Check the logs
The Application Server can record a variety of useful information in different log files. The value of these log files in detecting and troubleshooting any problems is immeasurable. Many times, application users will not report what they presume to be minor errors, or they may not even be aware of something like a missing image which, if present, would enhance the usability or appearance of the application.
The primary server log is the Access log. This file contains an entry for every resource that was requested and, along with other information, an HTTP status code to indicate the result of the request. A regular review of the Access log with reveal any recurring problems, such as missing files (status code 404) or pages that generally generate errors (typically status code 500).
The Error log also records each error, and usually contains some more specific information on what the problem was. For example, the Access log may record that a specific request resulted in a 500 status, while the corresponding entry in the Error log may reveal that it was an Xbasic error, with the specific error text and line number.
The Xbasic Error Stack log records the execution stack any time an Xbasic error occurs. This means that it will not record anything for a non-Xbasic error such as if a file is not found. When there is an Xbasic error, additional information about the execution state of your code will be logged. During normal operation this log will have nothing to record, so it is recommended that this log be left enabled in order to capture as much debugging information as possible in the event an error does occur.
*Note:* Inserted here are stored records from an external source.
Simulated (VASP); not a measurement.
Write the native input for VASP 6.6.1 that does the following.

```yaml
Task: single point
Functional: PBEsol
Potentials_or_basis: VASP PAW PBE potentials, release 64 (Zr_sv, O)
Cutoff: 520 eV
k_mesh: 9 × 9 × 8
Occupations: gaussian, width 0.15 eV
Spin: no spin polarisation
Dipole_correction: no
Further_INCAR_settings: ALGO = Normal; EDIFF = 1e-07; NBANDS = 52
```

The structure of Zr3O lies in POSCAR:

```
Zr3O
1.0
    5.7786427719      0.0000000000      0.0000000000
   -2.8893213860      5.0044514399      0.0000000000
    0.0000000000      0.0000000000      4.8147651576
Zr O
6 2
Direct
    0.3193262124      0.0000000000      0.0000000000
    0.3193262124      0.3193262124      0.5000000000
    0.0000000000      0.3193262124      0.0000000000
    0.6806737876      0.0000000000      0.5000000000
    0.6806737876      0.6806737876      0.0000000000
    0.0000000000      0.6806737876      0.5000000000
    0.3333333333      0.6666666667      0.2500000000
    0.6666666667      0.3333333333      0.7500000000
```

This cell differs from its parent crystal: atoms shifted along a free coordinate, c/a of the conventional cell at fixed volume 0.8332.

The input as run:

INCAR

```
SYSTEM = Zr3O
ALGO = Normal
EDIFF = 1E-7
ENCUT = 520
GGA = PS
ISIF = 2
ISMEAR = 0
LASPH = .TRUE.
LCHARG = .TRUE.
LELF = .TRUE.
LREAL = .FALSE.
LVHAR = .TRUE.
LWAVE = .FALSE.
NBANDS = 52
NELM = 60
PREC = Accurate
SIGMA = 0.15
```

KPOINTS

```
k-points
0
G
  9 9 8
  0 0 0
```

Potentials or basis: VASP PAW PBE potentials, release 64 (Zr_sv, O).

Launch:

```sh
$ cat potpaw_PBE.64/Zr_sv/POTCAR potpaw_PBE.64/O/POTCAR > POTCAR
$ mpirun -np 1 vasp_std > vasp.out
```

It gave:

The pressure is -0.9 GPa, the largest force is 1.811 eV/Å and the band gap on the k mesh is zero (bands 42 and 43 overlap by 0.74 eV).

The Raw HTTP Traffic log records the raw data sent on the connection between the server and the client. The information in this log can be used to verify that the server is receiving a complete request as expected and sending a proper response to the client. This generally results in a large amount of data being logged very quickly, and it potentially saves sensitive data in an unencrypted format, so it is best not to enable this log unless a specific error condition is being debugged.
In the event of a process crash a mini-dump file may be created. These files have a .dmp extension and are typically very large as they contain the state of the memory at the time of the crash. The location of dump files varies depending on the system configuration. A Windows Event Log message is written out on server startup that lists the possible locations of dump files.